Over the years, I have been blessed to have made some pretty great friendships with other moms. Through playdates, school functions, work, and other mommy affiliations, I have eventually found myself a part of a fabulous tribe of women, a cluster of personalities that have ultimately become not only my outlet but part of my mothering village. What started out as maybe just a fun group text with a group dinner here and there has turned into mommy sleepovers (oh! It’s a thing!), road trips, and even planned joint Cancun vacays. However, I’ve come to notice that with a close-knit group, there are others on the outside trying to look in, others that might wish they, too, could be part of something like this. And, while my friends and I are very welcoming and inclusive to all, extending invites to other mommies as often as we can, sometimes we like to get together to experience the bond we have with just each other. We plan fun socials together that often times are documented on social media. And, we all know that with social media comes a tendency to open up a can of worms in the FOMO department, but please don’t mistake my social mom squad for cliquey mean girls.
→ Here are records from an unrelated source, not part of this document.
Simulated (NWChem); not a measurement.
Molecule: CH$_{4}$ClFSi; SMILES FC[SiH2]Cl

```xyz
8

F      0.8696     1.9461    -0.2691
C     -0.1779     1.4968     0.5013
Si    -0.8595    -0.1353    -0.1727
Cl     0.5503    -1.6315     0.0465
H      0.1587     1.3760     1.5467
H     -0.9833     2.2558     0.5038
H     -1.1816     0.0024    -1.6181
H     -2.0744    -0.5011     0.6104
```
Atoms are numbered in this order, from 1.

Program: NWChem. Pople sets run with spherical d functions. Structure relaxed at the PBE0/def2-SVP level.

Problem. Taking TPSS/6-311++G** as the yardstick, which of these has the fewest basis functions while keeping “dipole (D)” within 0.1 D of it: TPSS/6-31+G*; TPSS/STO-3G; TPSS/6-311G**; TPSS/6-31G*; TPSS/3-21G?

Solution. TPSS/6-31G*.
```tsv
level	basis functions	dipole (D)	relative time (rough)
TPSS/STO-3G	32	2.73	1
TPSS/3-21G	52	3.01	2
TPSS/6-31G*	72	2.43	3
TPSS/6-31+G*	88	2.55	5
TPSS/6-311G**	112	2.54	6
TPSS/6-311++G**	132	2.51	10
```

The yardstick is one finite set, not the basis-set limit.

We’ve all struggled with a FOMO vibe when it comes to social media. Heck! I caught it this past Mardi Gras break when it seemed everyone and their grandmother was in Gatlinburg or Disney World. When I see a group of people get together and have a great time, it makes me want to have a great time too. And, with so much instant access to the on-goings of my very social mom squad, sometimes others may feel left out or get their feelings hurt because they weren’t a part of it. But, because not everyone was part of it, does that make us mean?
It’s not personal, but sometimes we just need our besties.
My girlfriends and I have formed our treasured circle because we have bonded or connected over the years. We’ve found similar interests or our kids have hit it off or we can relate to one another on a deeper level. It’s very unlikely for someone to have that connection with everyone she meets. If she did, then the said friendship wouldn’t mean as much. But, some could mistake this close friendship as being too exclusive. If a group of women wants to foster a friendship over coffee or walking the bayou or dinner and drinks, why should they feel the need to extend an invitation to the rest of the world every time? Now, I’m not advocating that one should only be social with their circle. Of course we create fun events and invite as many people as possible at times, but sometimes we want to just be with our besties where we don’t have to work at finding a connection. It’s just easier this way sometimes and even serves as a nice mommy outlet to vent or unleash stress on those we are the closest with.
Though it’s important to include all, sometimes that just can’t happen.
It’s like when your kid has a birthday party and can’t invite the whole class due to limitations. He invites just his closest friends, right? Are mommy squads not allowed the same clemency? Sometimes we want to plan a fun brunch or a gathering at someone’s house, but there is a limit to numbers there. What then? Sorry, the entire Facebook friends list won’t fit, so no one should have fun? That just doesn’t seem realistic or fair. I wouldn’t make my daughter invite the entire class every single time she asked for a friend to sleepover at my house (Lawd, help me!), so why should I feel pressured to do the same? Of course, the more the merrier in plenty of cases, and it would be a blast to have a large group gathering all the time, but there are instances where large numbers just won’t work, not to mention the stressful coordinating logistics of it all for the hostess. It’s just not practical all the time.
Keep your FOMO in check, and don’t jump to conclusions.
Seeing pictures of friends or acquaintances having a good time without you can certainly make you feel a certain way. It’s very easy to get caught up in those feelings and assume you weren’t included for maybe an unfavorable reason. But that impulsive perception can only exacerbate the situation. If I scrolled through pictures of a group of friends getting together without me, that’s ok. They’re allowed to do so. I don’t know the backstory there. Maybe they needed to discuss something private over dinner. Maybe the women involved had a rough day and got together to de-stress. Or, maybe they just happened to be at the same place at the same time. Sometimes just a simple and easy, low-key get-together to foster one’s own friendship is needed. Who cares why they didn’t invite me. I don’t think they’re being mean for not including me. Let them do them, and I can worry about myself. I mean, I, too, have texted a friend or two to meet up and not included the entire group. We can’t be part of everything. Accepting that notion will help put one’s mind at ease the next time you see a social going on that doesn’t involve you.
Society has a very evil way of convincing us that a group of girls giggling and having fun with just each other can be dangerous. So many strong, unified female squads are stereotyped as being such. And, though there are mean girls out there, let’s not add to the label by assuming all girl groups are. If you find yourself feeling on the outside of such a tribe, extend the invite to get together on your terms and turf. Host a brunch, suggest drinks, ask to meet up for coffee. You might be pleasantly surprised that those women who seem so “exclusive” on social media, are quite the opposite and are just trying to get through motherhood with other mommies in the same boat.